Mass Appeal Part II
In the midst of winter, I must return to summer for part II of Mass Appeal. A highlight of my sojourn to the Midwest was a weekend at St. John’s Abbey in Collegeville, Minnesota. Collegeville encompasses St. John’s University, St. John’s Abbey, and the Liturgical Press. Worship, the venerable publication of LP, had been a staple of my liturgical and theological diet. The attraction of St. John was not the campus or the press, but the abbey itself. I am not a monk and never wanted to be a monk, but to pray with the Benedictines is a treat. This abbey in the heartland is supposed to be a model of liturgy. I wanted to be part of it, even for only a weekend.
The main attraction at the abbey is the Liturgy of the Hours: morning, midday and evening prayer. The Benedictines have their own version of the Hours. I don’t know why. Isn’t the default LOH sufficient? Maybe it has something to do with keeping their publishing house in business. To pray the Hours, you don’t just flip pages; you flip books: hymnal, psalter, and the volume of responsorials and canticles. A sign board provides the hymn number and the week of the psalm cycle, but that isn’t much help. Apparently it is anathema to make announcements like: “Dear brethren and friends, let’s greet the morning with voices raised in praise and thanks. Turn to page 234 in your hymnal to sing, ‘It’s a brand new day,’ all verses.” No, we did not sing “It’s a brand new day,” but by the time I located whatever hymn we sang, it was over. Happily, a gentleman in the next choir stall (at the abbey, there is sufficient seating in the choir for the monks and visitors) knew what he was doing, and helped me find my way in the psalter and the responsorial books. The problem of managing the manuals was alleviated after Friday’s evening prayer. This was the weekend of the Oblates’ retreat. They were asked to remain after prayer, and the next morning we came to choir and found the three books at each stall opened to the proper pages. Everything was fine.
As for the celebrations of the Mass, there was nothing exceptional, which is the way Mass ought to be. The age of gimmicks and goofiness has passed. Do what is supposed to be done. The Mass should be a prayer of the community, not a performance of the celebrant and other ministers. I do, however, recall one of the homilies based on the day’s Gospel, Matthew 12: 1-8, wherein Jesus quotes the prophet Hosea: “I desire mercy, not sacrifice.” The homilist repeated that exhortation and added: “On a hot summer’s day, celebrating Mass in a non-air conditioned church seems like sufficient sacrifice. A little mercy is in order.” Finis.
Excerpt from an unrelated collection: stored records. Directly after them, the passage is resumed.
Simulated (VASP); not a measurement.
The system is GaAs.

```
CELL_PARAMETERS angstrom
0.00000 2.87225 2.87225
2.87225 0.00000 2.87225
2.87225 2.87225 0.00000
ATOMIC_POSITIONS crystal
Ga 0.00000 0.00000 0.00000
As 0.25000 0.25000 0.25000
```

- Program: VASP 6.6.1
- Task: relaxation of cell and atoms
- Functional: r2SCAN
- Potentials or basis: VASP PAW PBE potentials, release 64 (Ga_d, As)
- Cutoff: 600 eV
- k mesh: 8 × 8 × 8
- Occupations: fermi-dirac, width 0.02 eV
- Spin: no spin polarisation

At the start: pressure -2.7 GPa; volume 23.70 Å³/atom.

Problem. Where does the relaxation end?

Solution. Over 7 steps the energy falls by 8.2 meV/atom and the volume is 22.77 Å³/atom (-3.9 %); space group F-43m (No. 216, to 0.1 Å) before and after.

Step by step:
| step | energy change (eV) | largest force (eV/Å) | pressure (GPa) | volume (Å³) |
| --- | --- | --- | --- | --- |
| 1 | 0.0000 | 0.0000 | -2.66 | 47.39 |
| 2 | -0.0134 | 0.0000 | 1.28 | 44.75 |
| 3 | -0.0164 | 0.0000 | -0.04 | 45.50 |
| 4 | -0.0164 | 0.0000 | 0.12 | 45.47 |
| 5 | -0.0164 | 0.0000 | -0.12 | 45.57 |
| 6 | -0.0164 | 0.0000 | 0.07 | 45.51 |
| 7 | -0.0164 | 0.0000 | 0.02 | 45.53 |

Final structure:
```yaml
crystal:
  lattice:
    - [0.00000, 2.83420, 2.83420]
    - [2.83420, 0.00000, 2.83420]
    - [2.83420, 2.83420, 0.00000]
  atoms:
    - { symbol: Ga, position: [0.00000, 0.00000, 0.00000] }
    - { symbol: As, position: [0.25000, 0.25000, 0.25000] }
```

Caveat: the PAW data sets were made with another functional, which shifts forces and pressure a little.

The Abbey church that also serves as the university church is from the Bauhaus architectural school. Father David enlightened me about Bauhaus: it favored concrete construction with minimal ornamentation. The abbey church fits the bill: big, muscular and built to last. “A Mighty Fortress is Our God” meshes well with this space. “Softly and Tenderly, Jesus is Calling”—not so much. The massive “bell banner” fronting the church gives one an idea of the Bauhaus effect. There is Father David at the base support. This is BIG.
Another Bauhaus inspired creation was a concrete sculpture that we passed on our commute from from the housing area to the church. It had to mean something. A hint is that a right turn at this point takes one to the university’s athletic complex. So, appropriately, the sculpture is named “The Athlete.” And after shooting the picture, I noticed something nearby. “I can run faster than you!”